Originally presented as a symposium of the same title held at UCLA in 2009, Writing Down the Myths addresses the collection and literarization of myth—mythography, as opposed to mythology. Of the fifteen essays, all but one deal with Indo-European traditions, and the majority focus on the mythographies of Western Europe: Greek and Roman, Celtic/British, and Germanic. Interestingly, the essays on Hittite and Hindu mythologies find that mythography per se is [End Page 352] a dead end in these fields; H. Craig Melchert, in “Motivations for Hittite Mythological Texts,” concludes that the context for writing down Hittite myths is so irretrievably lost that the question is moot, whereas Stephanie W. Jamieson, in “India and the Graphy O’ Myth,” argues that the important and ongoing oral tradition of Hinduism makes the distinction between mythology and mythography a false one. In other words, the former is so antique as to be inaccessible, while the latter is so alive as to be uncapturable.

The decidedly meta nature of mythography means that these essays of necessity assume advanced knowledge of the corpus. As a result, the individual essays will be of great interest to classicists, or Celticists, or Germanists, but a specialist in Irish, say, may find herself over her head in a discussion of the relationship between Saxo and Snorri’s takes on the gods of the Norse. Likewise, William M. Bodiford’s discussion, in “Myth and Counter-Myth in Early Modern Japan,” of not just the writing down of Japanese mythology but the influence of the very typography and page design of the Kojiki on the Nipponization of originally Chinese text hints at important considerations for the textualization of mythology in general, but the finer points of his argument are lost on a reader who is illiterate in Japanese and Chinese.

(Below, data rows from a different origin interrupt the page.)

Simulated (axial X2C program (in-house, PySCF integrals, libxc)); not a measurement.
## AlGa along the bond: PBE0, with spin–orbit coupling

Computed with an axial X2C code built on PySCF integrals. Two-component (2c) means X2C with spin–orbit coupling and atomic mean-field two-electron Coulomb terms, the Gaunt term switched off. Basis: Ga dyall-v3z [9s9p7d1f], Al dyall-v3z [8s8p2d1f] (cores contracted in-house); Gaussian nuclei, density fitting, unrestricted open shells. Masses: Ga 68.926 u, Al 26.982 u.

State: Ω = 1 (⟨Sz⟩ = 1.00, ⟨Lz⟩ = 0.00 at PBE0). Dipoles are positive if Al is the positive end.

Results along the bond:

Joseph Falaky Nagy’s “Are Myths Inside the Text or Outside the Box?” opens the volume by discussing the ways that mythography posits and attempts to transcend the discontinuity between the past of the myth and the present of its telling. This temporal ambiguity is seen in the extratextual context of the apocalyptic vision that concludes Cath Magh Tuired: here we sit, reading an ancient prophecy of something that has yet to occur. In the Acallam’s frame, “contemporary” St. Patrick tours Ireland in the company of the resurrected Fenian hero Cailte, whose narration of “pagan” lore under the auspices of Ireland’s patron saint endows it with a shiny Catholic seal of approval. In the Mabinogi, stories become “weaponized” (15), as when Teyrnon’s true story of how he found the kidnapped baby Pryderi overwrites, as it were, the false story told by Rhiannon’s maidens to account for the baby’s disappearance. This releases Rhiannon from a punishment that required her to replicate in her human form the horsiness that is believed to underlie her mythic prototype.

Consideration of classical mythography begins with William Hansen’s “Packaging Greek Mythology,” which compares the treatment of the Pandora myth in Hesiod’s ca. 700 BCE retellings Theogony and Works as Days with the modern compendia of Bulfinch’s Mythology (1855), Edith Hamilton’s Mythology (1942), Robert Graves’s Greek Myths (1955), and H. J. Rose’s A Handbook of Greek Mythology (1929). While Hansen’s mapping of the variants shows how inconsistency is endemic to mythography, he oddly ignores the cultural impetus for the modern mythographers to see Pandora as an analog to Eve, and thus to prioritize the Works and Days version of the myth.

In “The ‘Myth Before the Myth Began,’” Richard Martin focuses on the very wordmyth, carrying on from his study of The Language of Heroes (1989) to consider the way that muthos as a speech act turns into myth as a story. The authoritative nature of the speech-act still underpins the narrative—“Myth-stories do something for you and against your opponent” (48). Yet if myth, like [End Page 353] politics, is local, its inherent variation is exacerbated rather than clarified...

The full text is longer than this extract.